Brief description:
As a managed service, we ensure the error-free operation of the application that controls the global central compliance monitoring and patch management. This automation solution makes it possible to roll out configuration changes to a large number of servers globally in a uniform manner.
The Managed Service works with various interfaces and partners within the Group and its subsidiaries.
Situation:
The customer wants to use its server automation solution to ensure uniform management and operation of its global infrastructure (more than 150,000 servers). At the time of the initial introduction, several landscapes were already in operation, which were set up independently of each other for various reasons.
The unified solution was introduced as a strategic product, and over the years further features were added beyond the usual server automation and the range of functions for end customers was continuously expanded.
This includes, in particular, the creation of daily reports regarding configuration and patch compliance, but also customer-specific reports that help the customer’s server management teams to fulfill their tasks and create specific requirements, such as SOX and other audits.
In addition, the solution is used by various teams for patch installation and also offers the option of using “auto-remediation” to fix security gaps in the configuration of services and applications without further user interaction. This remediation can be specifically adapted to the requirements of the customer team and take into account various guidelines in terms of security and general standards.
Customer request:
The aim of the project was to consolidate and optimize the existing global server automation solution and then to operate it independently as a managed service while ensuring the SLA.
- Increase and reporting of compliance at infrastructure, database and application level
- Automatic detection and – according to customer requirements – elimination of vulnerabilities through the optimal use of BladeLogic
- Consulting in server management / further development of the infrastructure required for operation
- Assumption of dedicated support and on-call service for users of the automation solution for support outside normal service hours
Challenges:
- Development of compliance checks
- Configuration compliance at OS, database and application level
- General security compliance
- Provision of on demand scanning
- Creation and further development of a SOAP interface for connecting and interacting with external systems
- Definition and creation of interfaces to various CMDB and reporting systems
- Automation of infrastructure operations
- Support in creating patch jobs and specific reporting
- Support in the creation of targeted reports and analyses across a large number of servers and infrastructure operators, including hyperscalers
- Consulting in the area of process design
- Optimization of internal processes
- Design and implementation of highly automated processes within server automation
- Advice on the revision of customer processes
- Further development of the server automation solution
- Integration of new customers
- Holistic requirements analysis and subsequent implementation
- Stable service operation /- Continuous optimization through automation
To this end, the service was initially analyzed and taken over as a managed service as part of a transition phase. In addition to the operation of the environments, Netlution is responsible for the further development of the landscapes, the implementation and monitoring of compliance checks and the implementation of auto-remediations as well as the stabilization and improvement of the actual environments. New environments are also set up and integrated into the service.
KPIs:
- Ensuring the secure operation of the customer infrastructure by monitoring the >150,000 servers
- Ensuring BladeLogic application operation (approx. 100 servers in several landscapes worldwide)

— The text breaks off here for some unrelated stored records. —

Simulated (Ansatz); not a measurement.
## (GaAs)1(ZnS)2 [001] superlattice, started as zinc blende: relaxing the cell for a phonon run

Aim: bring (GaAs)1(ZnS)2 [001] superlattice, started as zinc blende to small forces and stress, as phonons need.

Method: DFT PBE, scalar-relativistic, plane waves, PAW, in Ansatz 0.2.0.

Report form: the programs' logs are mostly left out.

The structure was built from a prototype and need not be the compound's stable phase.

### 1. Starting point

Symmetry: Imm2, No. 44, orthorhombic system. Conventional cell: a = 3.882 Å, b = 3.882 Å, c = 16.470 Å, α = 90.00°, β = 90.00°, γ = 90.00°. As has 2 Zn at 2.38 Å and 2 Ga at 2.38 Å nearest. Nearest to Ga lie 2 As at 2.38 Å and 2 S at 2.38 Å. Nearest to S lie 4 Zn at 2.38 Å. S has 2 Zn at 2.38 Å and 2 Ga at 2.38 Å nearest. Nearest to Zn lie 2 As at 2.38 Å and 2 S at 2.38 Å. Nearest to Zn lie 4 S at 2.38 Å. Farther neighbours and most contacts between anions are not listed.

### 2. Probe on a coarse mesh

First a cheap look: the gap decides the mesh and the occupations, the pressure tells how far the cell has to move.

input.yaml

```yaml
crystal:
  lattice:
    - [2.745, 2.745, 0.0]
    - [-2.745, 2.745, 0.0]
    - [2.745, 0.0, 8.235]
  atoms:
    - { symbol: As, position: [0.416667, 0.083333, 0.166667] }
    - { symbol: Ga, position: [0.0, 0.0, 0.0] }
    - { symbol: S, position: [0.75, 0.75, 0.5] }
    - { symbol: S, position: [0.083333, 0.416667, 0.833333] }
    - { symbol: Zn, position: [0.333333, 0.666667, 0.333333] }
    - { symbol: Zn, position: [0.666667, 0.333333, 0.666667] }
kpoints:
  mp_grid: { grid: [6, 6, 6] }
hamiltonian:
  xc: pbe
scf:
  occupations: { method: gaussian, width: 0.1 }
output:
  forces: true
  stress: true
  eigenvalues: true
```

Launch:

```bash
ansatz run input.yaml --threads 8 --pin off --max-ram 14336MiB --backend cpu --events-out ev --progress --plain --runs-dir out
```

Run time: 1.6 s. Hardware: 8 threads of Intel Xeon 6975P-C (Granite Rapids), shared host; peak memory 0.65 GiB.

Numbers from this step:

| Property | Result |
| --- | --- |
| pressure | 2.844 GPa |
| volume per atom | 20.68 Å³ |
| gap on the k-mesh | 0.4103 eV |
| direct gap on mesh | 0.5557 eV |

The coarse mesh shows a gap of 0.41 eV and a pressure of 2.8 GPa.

- Sustainable increase in configuration compliance thanks to automatic monitoring, reporting and remediation
- Resolved more than 550 incidents in the last 12 months
- Support in approx. 700 service requests in the same period
- Average response within 30 minutes during on-call duty
Technologies used:
- BladeLogic / TrueSight Server Automation (versions 8.x to 21.02)
- > 10 operationally used landscapes, approx. 100 application and linked servers
- Scripting
- Windows PowerShell
- BaSH, KSH, NSH
- Python
- BLCLI
- C# (SOAP interface)
- MS SQL and file server in the failover cluster
- SLES as repository server
Netlution solution:
- Managed service in 5×11 operation
- Ensuring continuous operation through a rolling deployment system including on-site deployments at the customer’s premises and remote provision
- Establishing service management and continuous reporting to our customers
- Close cooperation within the project framework and in continuous service improvement
Project duration:
The managed service including transition started in 2016 and ends in June 2021.
Netlution services:
- Operational support of all BladeLogic landscapes for end users
- Configuration and integration of new landscapes
- Operation of the BladeLogic landscapes (incl. patching, compliance support and troubleshooting)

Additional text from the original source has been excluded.